Gerd Isenberg wrote:I somehow like the approaches of Lasse and Pradu to get all rook and bishop attacks with one lookup as well, specially Pradu's 41KByte bishop attacks, but the 800K for rooks may still tend to pollute caches and even tlb for the 4KByte pages, depending on what you do elsewhere...

I suppose that the 800K is from 4 corner squares needing 4K Attacks tables (12-bit key), 24 edge square 2K and the 36 non-edge squares 1K (for a total of 100K, x 8 bytes).

This can be compacted by an indirection: do not store the 100K bitboards (of which there are onlly 70**2 = 4900 different ones, fitting in 40KB), but a 2-byte index. Then you would have 200KB in indices, and ~40KB in bitboards, at the price of an extra indirection.

An alternative would be to access the Attacks table not purely by index (i.e. as Attacks[index[square][key]]) but make it directly aware of the square. (Different squares never share attack boards, if you do file and rank at once.) So: Attacks[index[square][key]][square]. Since there are at most 144 different attack boards for any square, the index table could be a single byte, saving 100KB, at the expense of driving up the requirement for the bitboards to 144 x 64 x 8 = 72KB. A savings of ~67KB total (off the 240KB), so perhaps hardly worth the extra shift on the index.

The reason I want to go in this direction, however, is not so much because of reducing index size from 2 bytes to one, but because I have the feeling that, once the indices no longer explicitly contain the information for which square they are, many squares would be able to share the same index table. A bit comparable to the file attacks, where all files for a given attacker rank basically have the same pattern of blockings, and the file dependency can be incorporated after determining those, by shifting the bitboard.
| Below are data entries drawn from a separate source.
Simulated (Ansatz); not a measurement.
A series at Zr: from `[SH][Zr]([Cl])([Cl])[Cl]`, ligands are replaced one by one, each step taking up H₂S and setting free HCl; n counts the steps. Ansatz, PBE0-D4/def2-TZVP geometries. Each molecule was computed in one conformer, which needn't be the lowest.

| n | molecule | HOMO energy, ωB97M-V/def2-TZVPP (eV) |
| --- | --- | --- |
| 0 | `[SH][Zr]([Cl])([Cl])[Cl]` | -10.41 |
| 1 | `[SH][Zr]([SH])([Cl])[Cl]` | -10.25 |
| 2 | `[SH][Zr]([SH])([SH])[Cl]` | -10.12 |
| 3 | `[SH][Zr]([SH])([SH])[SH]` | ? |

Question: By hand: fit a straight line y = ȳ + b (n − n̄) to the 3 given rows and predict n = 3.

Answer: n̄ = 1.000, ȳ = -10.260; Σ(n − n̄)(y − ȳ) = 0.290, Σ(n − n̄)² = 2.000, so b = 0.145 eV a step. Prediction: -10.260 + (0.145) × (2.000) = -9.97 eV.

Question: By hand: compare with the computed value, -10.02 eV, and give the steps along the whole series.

In the 2-dimensional case there is no such shifting, but there are mirror operations that map different squares on each other. Since the translation index -> Attack board is done through a table lookup, that should be no problem if each square has its own table anyway. So (d4,e4,d5,e5) are all equivalent (two rays of 4, two of 3). If the magics for these squares could be designed to map the bits along the rays-of-4 always to the same key bits (in the correct order), and the same for the rays-of-3, a single index table could be used to 'collapse' the key to an index (essentially by ignoring the occupancy bits of unreachable squares, and remap the remaining patterns to a nice contiguous range of numbers). This representation code of the blocking situation along each ray could than be used to picke the corresponding attack board from each of the 4 tables.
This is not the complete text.